An Irish-born chef plans to prepare local, fresh and creative dishes in downtown Camas.

Tim McCusker, owner of the Rustic Palate (a catering company), will open Harvest restaurant, next to the Camas Hotel, at 401 N.E. Fourth Ave., within the next two months.

“We’ve always been very fond of main street,” he said. “It is picturesque. Everyone has been very warm.

“Even when you pass a stranger, someone gives you a smile,” McCusker added.

He and the Harvest space are available now for catered events.

“We have five or six events booked, including a wedding reception, some Christmas bookings and a few company Christmas parties,” McCusker said.
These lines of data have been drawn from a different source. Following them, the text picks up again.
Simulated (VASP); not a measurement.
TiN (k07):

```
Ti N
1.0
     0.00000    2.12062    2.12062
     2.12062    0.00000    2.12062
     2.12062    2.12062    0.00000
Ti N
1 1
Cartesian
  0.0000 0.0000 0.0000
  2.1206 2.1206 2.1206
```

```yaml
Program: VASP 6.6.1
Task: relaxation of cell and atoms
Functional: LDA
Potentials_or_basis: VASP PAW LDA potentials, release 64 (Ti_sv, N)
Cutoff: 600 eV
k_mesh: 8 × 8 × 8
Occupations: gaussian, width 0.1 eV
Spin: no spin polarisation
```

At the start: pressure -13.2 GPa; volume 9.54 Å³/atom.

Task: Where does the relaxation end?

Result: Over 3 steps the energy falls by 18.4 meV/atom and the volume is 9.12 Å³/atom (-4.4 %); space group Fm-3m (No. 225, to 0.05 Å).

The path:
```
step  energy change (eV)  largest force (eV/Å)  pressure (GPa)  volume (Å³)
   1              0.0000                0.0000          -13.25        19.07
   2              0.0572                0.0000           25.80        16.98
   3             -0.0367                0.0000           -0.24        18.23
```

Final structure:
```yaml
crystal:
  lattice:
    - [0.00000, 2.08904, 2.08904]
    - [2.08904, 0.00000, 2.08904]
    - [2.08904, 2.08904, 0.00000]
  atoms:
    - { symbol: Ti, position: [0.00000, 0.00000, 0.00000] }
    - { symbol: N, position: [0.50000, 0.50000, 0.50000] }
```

He described the dishes at Harvest to be “family friendly comfort food.”

“It will be exciting and innovative — not just steak on mashed potatoes, but apple-wrapped bacon with Peruvian potatoes and whipped blue cheese,” McCusker said. “There will be entrees, small plates and maybe table side flambe desserts.”

He also mentioned pork shank “osso buco” style, local beer-braised beef and hot butcher blocks of duck breast with blackberry jam. Dinners and weekend breakfasts will be among the meals served at Harvest.

“The hotel has been very nice to us,” McCusker said. “We want to make sure we supply the needs of the hotel guests.”

McCusker, 40, won the “Iron Chef” competition in Portland last year.

He has helped some consultants build restaurants.

“I’m like a Gordan Ramsay without vulgarity,” McCusker said. “I don’t really yell at people.”

Harvest is owned by Tim, his wife Melissa and a former neighbor, Ryan Lenoir. The McCuskers lived in Camas for four years before recently moving to Washougal. They have three children.

The McCuskers previously lived in Charleston, S.C., where Tim prepared the world’s longest sushi roll at an aquarium.

During their first year in the restaurant business, they made $40,000 in a makeshift kitchen at a rented garage. That figure increased to more than $250,000 in the second year.

Tim grew up in Northern Ireland, Spain and England, where his parents owned pubs and hotels.

“It was quite the experience,” he said. “In the mornings [for] my chores before school, I had to clean the beer lines, help mop the cellar, and help my dad pour a half dozen pints of Guinness.”

Last week, Tim cooked bananas foster for 3,000 people at a wedding planner trade show in Portland.

This week, he plans to participate in the Camas First Friday chili cookoff, from 5 to 8 p.m., at the future site of Harvest.

“We treat people the way we want to be treated,” Tim said. “We want to know their names and families and provide a warm welcome for people.

Harvest will open in the former location of Oliver’s, which closed in September.